Richardson was 50 years old when he wrote Pamela, but of his first 50 years little is known. His ancestors were of yeoman stock. His father, also Samuel, and his mother’s father, Stephen Hall, became London tradesmen, and his father, after the death of his first wife, married Stephen’s daughter, Elizabeth, in 1682. A temporary move of the Richardsons to Derbyshire accounts for the fact that the novelist was born in Mackworth. They returned to London when Richardson was 10. He had at best what he called “only Common School-Learning.” The perceived inadequacy of his education was later to preoccupy him and some of his critics.
Richardson was bound apprentice to a London printer, John Wilde. Sometime after completing his apprenticeship he became associated with the Leakes, a printing family whose presses he eventually took over when he set up in business for himself in 1721 and married Martha Wilde, the daughter of his master. Elizabeth Leake, the sister of a prosperous bookseller of Bath, became his second wife in 1733, two years after Martha’s death. His domestic life was marked by tragedy. All six of the children from his first marriage died in infancy or childhood. By his second wife he had four daughters who survived him, but two other children died in infancy. These and other bereavements contributed to the nervous ailments of his later life.
In his professional life Richardson was hardworking and successful. With the growth in prominence of his press went his steady increase in prestige as a member, an officer, and later master, of the Stationers’ Company (the guild for those in the book trade). During the 1730s his press became known as one of the three best in London, and with prosperity he moved to a more spacious London house and leased the first of three country houses in which he entertained a circle of friends that included Dr. Johnson, the painter William Hogarth, the actors Colley Cibber and David Garrick, Edward Young, and Arthur Onslow, speaker of the House of Commons, whose influence in 1733 helped to secure for Richardson lucrative contracts for government printing that later included the journals of the House.
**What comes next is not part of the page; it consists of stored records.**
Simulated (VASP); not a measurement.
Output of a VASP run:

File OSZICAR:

In this same decade he began writing in a modest way. At some point, he was commissioned to write a collection of letters that might serve as models for “country readers,” a volume that has become known as Familiar Letters on Important Occasions. Occasionally he hit upon continuing the same subject from one letter to another, and, after a letter from “a father to a daughter in service, on hearing of her master’s attempting her virtue,” he supplied the daughter’s answer. This was the germ of his novel Pamela. With a method supplied by the letter writer and a plot by a story that he remembered of an actual serving maid who preserved her virtue and was, ostensibly, rewarded by marriage, he began writing the work in November 1739 and published it as Pamela; or, Virtue Rewarded a year later.